Historical Resources

Dodona's Priests and Priestesses

The identity and role of the priests and priestesses that served the oracle of Zeus at Dodona, over its long history, is unclear.

Our oldest source, Homer, describes male priests, the ‘Selloi,’ (also known in some sources as ‘Helloi’) of Dodonean Zeus as men who ‘dwell … with their feet unwashed and their couches made upon the ground’ (16.233-238).

Photo: asset 23
An Athenian red figure bell crater by the painter of Pothos from around 430-420 BCE. The sacrificial scene shown on this side includes a man with a laurel crown pouring a libation from a phiale.
Source: RMN-Grand Palais (Louvre Museum) / Stéphane Maréchalle.

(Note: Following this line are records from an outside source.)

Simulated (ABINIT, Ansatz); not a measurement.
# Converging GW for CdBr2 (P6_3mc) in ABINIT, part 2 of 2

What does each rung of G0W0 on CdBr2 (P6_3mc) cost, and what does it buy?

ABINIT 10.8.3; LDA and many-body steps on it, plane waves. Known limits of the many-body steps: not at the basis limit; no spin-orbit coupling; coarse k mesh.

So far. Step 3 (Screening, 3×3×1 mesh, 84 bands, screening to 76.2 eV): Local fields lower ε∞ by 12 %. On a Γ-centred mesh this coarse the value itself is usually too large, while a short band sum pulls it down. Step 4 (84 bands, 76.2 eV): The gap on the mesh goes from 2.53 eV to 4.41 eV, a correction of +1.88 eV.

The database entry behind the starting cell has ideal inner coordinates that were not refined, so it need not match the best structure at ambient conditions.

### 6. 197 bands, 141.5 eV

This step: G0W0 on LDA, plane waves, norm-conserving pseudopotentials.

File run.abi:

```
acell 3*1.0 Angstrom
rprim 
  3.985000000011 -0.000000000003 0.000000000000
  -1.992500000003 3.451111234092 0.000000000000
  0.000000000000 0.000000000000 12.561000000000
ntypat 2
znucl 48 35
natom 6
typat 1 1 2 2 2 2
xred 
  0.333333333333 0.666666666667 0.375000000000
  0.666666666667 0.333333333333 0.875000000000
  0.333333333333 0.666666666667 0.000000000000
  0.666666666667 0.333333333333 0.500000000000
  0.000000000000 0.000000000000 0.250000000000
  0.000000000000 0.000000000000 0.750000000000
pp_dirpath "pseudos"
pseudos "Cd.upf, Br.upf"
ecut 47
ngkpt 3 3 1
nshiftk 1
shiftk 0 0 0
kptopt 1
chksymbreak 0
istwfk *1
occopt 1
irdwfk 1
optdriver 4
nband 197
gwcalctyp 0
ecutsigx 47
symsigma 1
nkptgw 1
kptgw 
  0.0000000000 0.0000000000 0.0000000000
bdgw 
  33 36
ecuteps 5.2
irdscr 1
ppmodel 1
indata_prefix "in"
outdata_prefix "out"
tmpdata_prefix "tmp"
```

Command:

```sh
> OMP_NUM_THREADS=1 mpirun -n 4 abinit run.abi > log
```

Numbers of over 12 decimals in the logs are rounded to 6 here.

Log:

By the fifth century BCE, however, we find sources referring to female priestesses, sometimes called the peleiades or ‘doves’. They interpreted the will of Zeus, either through divine inspiration, via the sacred oak tree, or by lots. In the Trachiniae, Sophocles describes Herakles reflecting on the oracle given to him by ‘the ancient oak at Dodona,’ which was conveyed by ‘the two Peleiades’ (155-172). A fragment of Euripides' Melanippe Captive speaks of ‘the holy seat of Dodona, beside the sacred oak, [where] woman conveys the will of Zeus to all Greeks who may desire it.’

But the most famous of these accounts is by Herodotus (2.54-58), who describes how he heard two different but related tales about the founding of the sanctuary, one from the priests of Zeus at Thebes in Egypt, the other from the priestesses of Dodona, whom he names as Promeneia, Timarete, and Nicandra.

Photo: asset 22
This red figure, white-ground terracotta kylix (drinking cup) attributed to the Villa Giulia Painter dates from around 470 BCE. The interior image depicts a woman about to pour a libation from a phiale at an altar.
Source: The Metropolitan Museum of Art (metmuseum.org)

The Egyptian priests relate how two priestesses of the shrine in Thebes were abducted by the Phoenicians: ‘One of them (so, they said, they had learnt) was taken away and sold in Libya, and the other in Hellas; these women, they said, were the first founders of places of divination in the countries aforesaid.’ The priestesses, in turn, refer to two black doves who ‘flew from Thebes in Egypt, one to Libya and one to Dodona; the latter settled on an oak tree, and uttered there human speech, declaring that there must be there a place of divination from Zeus.’

Herodotus rationally interprets this story in light of the first and suggests that the ‘Hellas’ referred to by the Theban priests might be Dodona, and that the reference to ‘doves’ in the second story refers to the human priestesses of the first story. He explains the name given to the Dodona priestesses – peleiades or ‘doves’ – as referring to the fact that they spoke Egyptian, and this would have sounded to the people of Dodona like the cries of birds.

Richard Stoneman writes that ‘there is a notable dissonance between what Herodotus tells us of Dodona and what Homer says of its legendary origins. The priests Homer mentions have been replaced by priestesses. It is not the leaves that rustle, but the doves that speak.’

It may be that the Selloi and the Peleiades coexisted at the sanctuary. Certainly, the priestesses would have been supported by other temple servants; Herodotus refers to ‘the rest of the servants of the temple at Dodona’ in his account. And the methods continue to change: in the fourth century, Plato, in the Phaedrus, suggests that the priestesses at Dodona saw visions like the Pythia at Delphi; while other sources refer to the priestesses using lots.

References

  • Eidinow, E. 2007. Oracles, Curses, and Risk Among the Ancient Greeks. Oxford: Oxford University Press.
  • Parke, H.W. 1967. The Oracles of Zeus: Dodona, Olympia, Ammon. Oxford: Blackwell.
  • Stoneman, R. 2011. The Ancient Oracles: Making the Gods Speak. New Haven, CT: Yale University Press.